In 1992, Patrick Buchanan mourned that the Conservative Revolution was over and that George Bush was its gravedigger. If he was right, all I can say is that Republicans refused to climb into the grave. Those zombies got a helluva lot of votes and sucked the life out of much of this country in the ensuing fifteen years or so.

With satisfaction and relief, then, I’ve seen the earth patted down on quite a few Republican political graves–earlier this month and two years ago. Ted Stevens’ departure was particularly gratifying.

The Republicans’ only glimmer of good news: When Stevens – the longest-serving Republican in Senate history – conceded his Alaska race to Democrat Mark Begich on Wednesday, he spared them the unpleasant task of having to expel him from their caucus.

I stirred that tidbit into the schadenfreude stew that’s been simmering on my back burner for weeks now. While Republican pols fret about how their party can survive, I’m eavesdropping and gathering more morsels for my stew. The traditionalists and the modernizers fight about who’s to blame for their worst back-to-back elections since 1930 and 1932. The traditionalists figure they need to give Americans even more of what we’re already pissed off about. David Brooks describes the ones who’ve dug in their heels:

To regain power, the Traditionalists argue, the G.O.P. should return to its core ideas: Cut government, cut taxes, restrict immigration. Rally behind Sarah Palin.

Rush Limbaugh and Sean Hannity are the most prominent voices in the Traditionalist camp, but there is also the alliance of Old Guard institutions. For example, a group of Traditionalists met in Virginia last weekend to plot strategy, including Grover Norquist of Americans for Tax Reform, Leonard Leo of the Federalist Society and Tony Perkins of the Family Research Council. According to reports, the attendees were pleased that the election wiped out some of the party’s remaining moderates. “There’s a sense that the Republicans on Capitol Hill are freer of wobbly-kneed Republicans than they were before the election,” the writer R. Emmett Tyrrell told a reporter.

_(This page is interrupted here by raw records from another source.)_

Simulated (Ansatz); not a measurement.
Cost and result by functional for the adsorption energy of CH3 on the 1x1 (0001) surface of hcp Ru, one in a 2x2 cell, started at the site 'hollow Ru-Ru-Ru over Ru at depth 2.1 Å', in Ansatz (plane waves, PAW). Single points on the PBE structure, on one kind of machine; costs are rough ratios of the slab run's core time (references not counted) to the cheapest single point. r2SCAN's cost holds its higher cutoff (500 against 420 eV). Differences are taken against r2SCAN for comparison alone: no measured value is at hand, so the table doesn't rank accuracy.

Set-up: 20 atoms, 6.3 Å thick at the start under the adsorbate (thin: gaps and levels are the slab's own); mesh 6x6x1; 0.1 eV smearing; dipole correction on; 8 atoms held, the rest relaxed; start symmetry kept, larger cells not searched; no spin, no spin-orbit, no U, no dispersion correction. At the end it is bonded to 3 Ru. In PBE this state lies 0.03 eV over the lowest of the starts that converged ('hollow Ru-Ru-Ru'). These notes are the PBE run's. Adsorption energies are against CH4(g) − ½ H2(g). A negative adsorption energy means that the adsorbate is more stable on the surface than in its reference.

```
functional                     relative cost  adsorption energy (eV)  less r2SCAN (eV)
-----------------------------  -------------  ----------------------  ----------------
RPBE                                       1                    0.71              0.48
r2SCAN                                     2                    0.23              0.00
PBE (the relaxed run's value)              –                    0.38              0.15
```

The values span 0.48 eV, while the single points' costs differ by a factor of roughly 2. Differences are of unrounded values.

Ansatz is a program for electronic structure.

Others would like to puncture that self-congratulation, noting that the Limbaughs and Hannitys, for example, are a big part of the problem:

I try not to listen to talk radio, but sometimes it’s just there and, almost always, it seems like it’s there merely to drive me insane. I want to call in and wait my turn in the queue with 200 other angry people, most of whom I don’t think can even spell queue. Then I take a deep breath and remember that talk radio is slowly ruining the Republican Party.

Members of the energized right are spending time yelling at the top of their lungs about any number of perceived assaults on their values while politically motivated individuals on the left are utilizing new-media tools at a rate that should be alarming to conservatives. Others have expounded on the advantage liberal activists have gained from embracing the Web, including in fundraising and GOTV efforts, but few have noticed how a reliance on talk radio has provided diminishing returns for Republicans seeking elected office.

Tim Pawlenty, the governor of Minnesota, worries that the party will go the way of the Whigs if they keep listening to those who rail against gays, immigrants, and welfare queens:

“We cannot be a majority governing party when we essentially cannot compete in the Northeast, we are losing our ability to compete in Great Lakes States, we cannot compete on the West Coast, we are increasingly in danger of competing in the Mid-Atlantic States, and the Democrats are now winning some of the Western States,” he said. “That is not a formula for being a majority governing party in this nation.”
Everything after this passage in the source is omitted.